Monday, 25 October 2010

Yeasayer Interview

(Interview with Ira Wolf Tuton, right)

With songs on computer games, slots in this years top festivals and now a headline tour across the world, we feel it only right to say 'we told you so' about Yeasayer.
2010 has been the kindest of years for the band since starting out in 2006, rapidly climbing from the basement venues (Sheffield Plug, check July's blog) to venues which have seen the likes of Crystal Castles and The Drums headlining in the last 12 months. However we are not here to discuss the rise and rise of Yeasayer, we are here to dig deeper. To ask the questions we hope they possess the answers to.
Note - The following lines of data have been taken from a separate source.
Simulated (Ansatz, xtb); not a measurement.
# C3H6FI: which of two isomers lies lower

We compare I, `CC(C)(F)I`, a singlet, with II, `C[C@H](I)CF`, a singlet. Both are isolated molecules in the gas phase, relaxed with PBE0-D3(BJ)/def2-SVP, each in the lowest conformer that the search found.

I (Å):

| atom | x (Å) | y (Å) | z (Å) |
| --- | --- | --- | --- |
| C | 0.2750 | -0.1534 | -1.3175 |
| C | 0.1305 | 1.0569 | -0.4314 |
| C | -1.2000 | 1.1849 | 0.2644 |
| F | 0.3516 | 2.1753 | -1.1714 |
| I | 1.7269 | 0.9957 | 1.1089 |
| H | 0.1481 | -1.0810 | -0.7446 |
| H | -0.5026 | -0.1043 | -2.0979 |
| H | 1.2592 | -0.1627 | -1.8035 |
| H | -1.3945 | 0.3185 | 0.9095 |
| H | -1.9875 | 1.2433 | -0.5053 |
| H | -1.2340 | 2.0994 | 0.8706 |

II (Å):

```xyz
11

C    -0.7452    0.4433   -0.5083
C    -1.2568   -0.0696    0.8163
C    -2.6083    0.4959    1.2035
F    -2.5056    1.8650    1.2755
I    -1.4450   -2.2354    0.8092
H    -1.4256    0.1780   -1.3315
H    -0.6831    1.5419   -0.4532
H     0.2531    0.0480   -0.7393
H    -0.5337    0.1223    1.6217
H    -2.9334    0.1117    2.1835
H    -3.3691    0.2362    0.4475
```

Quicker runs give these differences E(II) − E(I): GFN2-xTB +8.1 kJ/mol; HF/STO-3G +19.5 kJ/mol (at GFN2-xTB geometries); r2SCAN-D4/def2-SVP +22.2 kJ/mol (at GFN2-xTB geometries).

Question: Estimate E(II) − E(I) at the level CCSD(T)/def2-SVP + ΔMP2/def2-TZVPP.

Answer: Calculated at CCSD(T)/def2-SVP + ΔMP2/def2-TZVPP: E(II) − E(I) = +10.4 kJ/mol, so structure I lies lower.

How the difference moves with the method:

Its a grey in Manchester. The band are doing a sound check at Manchester Academy II, a venue twice the size of that experienced in Sheffield. Enter PULP.
We are greeted by the band manager, who then passes us on to the bands bass player; Ira Wolf Tuton. Ira stands in stark comparison to his band mates, tall, muscular with shaved back and sides accompanied by a mass of tight curls. He looks tired. When told that PULP saw the band back in early summer, he seems gratuitous and appreciates the admiration we hold for the Brooklyn three.
Ira answers the questions thrust at him modestly, often downplaying the hype which surrounds the outfit he is a part of. "I'm constantly surprised and my eyes are always opened as to why people listen to us" states the man from Philadelphia. He seems cautious and asks if I'm taking notes so no mis-quotes can occur, i reassure him my pen is working and carry on. I then ask Ira what was the main influence behind the obvious change Yeasayer undertook from the '2006 long hair, hippy moustaches and general All Our Cymbals' look to the '2010 short hair, alternative chic, general Oddblood' look. "Is our look meant to affect our sound" he sarcastically laughs, "stagnation leads to a very early grave" is shortly followed, giving us a clue that the 2011 Yeasayer may be completely different once again. Maybe the band will indulge is leather, feathers, neon? "Motivation comes when you continually change" finishes a philosophical bassist.
The mid point of the interview and the conversation is flowing. Ira is more relaxed and describes the differences between the creating and performing, more hidden side of the music industry; "Writing and creating are very different from performing, we are continually looking to challenge ourselves". Ira then jokes that his favourite Yeasayer song "is the ones we haven't written yet", more to come? Yes. Excellent.
Yeasayer first hit the music scene in the USA at the South by South West festivals (SXSW), but this year has seen them play Reading and Leeds, Latitude and T in the Park. Surely this must be more exciting? "No, its completely different" answers Ira almost immediately. "You start to see this as more than just a vacation from your job" with a "really intense emotional vibe as time passes". Ira cannot resist however to mention the experience of Leeds and Reading, stating that "it was the best thing, it was at a time when everyone was ending their summer tours, it felt like the end of summer camp" - adding to the argument that Leeds and Reading are replacing the summer classics as Britain's best festivals.
The whole interview has a feel that Yeasayer are set on moving. Not in a literal sense but in the context of music. Moving upwards and becoming recognised for what they are. Moving from a experimental to a more realistic and electronic sound. Growing up together as a band and enjoying the success this is bringing them. But what about 2011 Yeasayer? Can they recreate the beauty of 'Madder Red', can they bring the sound of 'ONE' to the dance floors of Manchester? I think everyone hopes so. We don't want to eat our words.

Keep your eyes open your ear hair ready for the word 'Yeasayer' in 2011.